AI Textract
Setup AI Textract to automatically retrieve text, handwriting, and data from scanned documents
Introduction
AI Textract automatically retrieves text, handwriting, and data from scanned documents, surpassing basic optical character recognition (OCR) by interpreting and extracting information from forms and tables. Unlike many organizations that rely on labor-intensive manual extraction from PDFs, images (PNG | JPEG), tables, and forms — or use basic OCR tools requiring frequent manual adjustments—AI Textract employs machine learning to process any document type efficiently, delivering precise results without human intervention in mere minutes rather than hours or days. Additionally, its Receipt Analyze feature can detect vendor names embedded in logos without explicit labels and extract items, quantities, and prices even from unstructured line items lacking column headers.
Extension Configuration
To be able to use AI Textract feature, follow these steps to setup AI Textract Extension.
Step 1
Go to the Marketplace in Admin Panel and install AI Textract extension after successfully purchasing it first.
Step 2
After installation is completed, go to AI Settings page in Admin Panel and click on Extensions tab there. Click on AI Textract there.
Step 3
You will need to include following required AWS credentials:
- AWS Access Key
- AWS Secret Access Key
- AWS S3 Bucket Name
- AWS Region
To create IAM user with Access Key and Secret Access Key refer to the AWS IAM User Creation intructions below.

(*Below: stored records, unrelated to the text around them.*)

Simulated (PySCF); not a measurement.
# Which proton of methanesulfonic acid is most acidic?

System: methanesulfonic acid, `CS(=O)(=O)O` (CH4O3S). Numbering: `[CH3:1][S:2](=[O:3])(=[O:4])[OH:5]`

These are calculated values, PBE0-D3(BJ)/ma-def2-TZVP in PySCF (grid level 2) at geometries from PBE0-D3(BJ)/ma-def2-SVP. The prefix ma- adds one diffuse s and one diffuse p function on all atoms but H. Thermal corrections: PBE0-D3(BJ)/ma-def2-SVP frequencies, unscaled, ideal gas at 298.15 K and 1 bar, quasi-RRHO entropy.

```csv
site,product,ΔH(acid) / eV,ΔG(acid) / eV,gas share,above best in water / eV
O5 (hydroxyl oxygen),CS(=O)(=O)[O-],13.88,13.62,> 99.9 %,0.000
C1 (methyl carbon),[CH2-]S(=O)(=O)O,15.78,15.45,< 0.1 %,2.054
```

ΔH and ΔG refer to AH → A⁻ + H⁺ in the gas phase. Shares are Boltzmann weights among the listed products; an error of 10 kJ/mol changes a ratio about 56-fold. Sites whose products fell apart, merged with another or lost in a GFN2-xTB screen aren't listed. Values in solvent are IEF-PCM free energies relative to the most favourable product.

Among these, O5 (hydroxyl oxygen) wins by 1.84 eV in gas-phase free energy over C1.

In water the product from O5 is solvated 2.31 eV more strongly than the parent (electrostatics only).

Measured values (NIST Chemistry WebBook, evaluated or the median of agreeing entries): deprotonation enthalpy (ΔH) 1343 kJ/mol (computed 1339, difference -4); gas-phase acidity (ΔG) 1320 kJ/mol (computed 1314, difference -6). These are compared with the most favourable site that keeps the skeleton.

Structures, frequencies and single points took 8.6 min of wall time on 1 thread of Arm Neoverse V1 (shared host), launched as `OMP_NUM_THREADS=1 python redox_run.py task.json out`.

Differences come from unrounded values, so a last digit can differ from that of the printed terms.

To create Amazon S3 bucket, refer to this page
Step 4
Next, turn on the checkboxes for AI Textract Feature and AI Textract Free Tier Access
Step 5
After you are done with the configuration, click on the Save button.
Step 6
AWS IAM User Creation
By default all access to IAM users are denied, except for the root user. Make sure to keep your root user credentials in a secure place, you don’t need them for Davinci AI.
Step 1
Sign in to the AWS Management Console and open the IAM console.
Step 2
Once you are at the IAM service page, in the left navigation pane, choose Access management -> Users and then click on Create User button.
- Provide User name as needed, and click on Next button
- On the Set permissions page, specify how you want to assign permissions to this set of new users. Choose Attach policies directly option. It will show you all the availalbe policies.
Select and add following 2 policies:
- AmazonS3FullAccess
- AmazonTextractFullAccess
Click on Next button afterwards
- On the Review and create step, you should see following policies being added. Click on Create User button.
Step 3
Once you have created a new IAM user, he will be available at the Users list. Click on your newly created user. You will be shown full details of that newly created user. Next:
- Select the Security credentials tab
- And click on Create access key button
- Select Third-party service from the list and click on Next button.
- Copy your Access Key and Secret Access key and store them in a secure place.
Step 4
Next, go back to Step 3 of Extension Configuration section above and continue.
Step 5
You have completed the AWS IAM creation process.
How to Use
Using AI Textract is an easy task. You can extract text and data from PNG | JPEG | PDF files. Simply select and upload your target file and click
PDF
files, you need to setup your CRON
job correctly, refer to the CRON Job tab in the docs for further details.Get started:
- After successful installation and configuration of AI Textract extension, go to the User Panel and click on AI Textract tab.
- Next, select and upload your target document
- You can set optional features as well, such as:
- Workbook Name
- File Language
- Form Detection in case if you will have forms in your file
- Table Detection in case if you will have any tables in your file
- Receipt Processing in case if the file you want to upload is a scan copy of a teceipt
- Next, click on Textract button, it will start the anylyzing process
- Once processing is completed, results will be available under Textract Tasks section.
- You can click on the View icon as well, and you will be shown the result.
- You can also download the results in CSV format and in row JSON formats.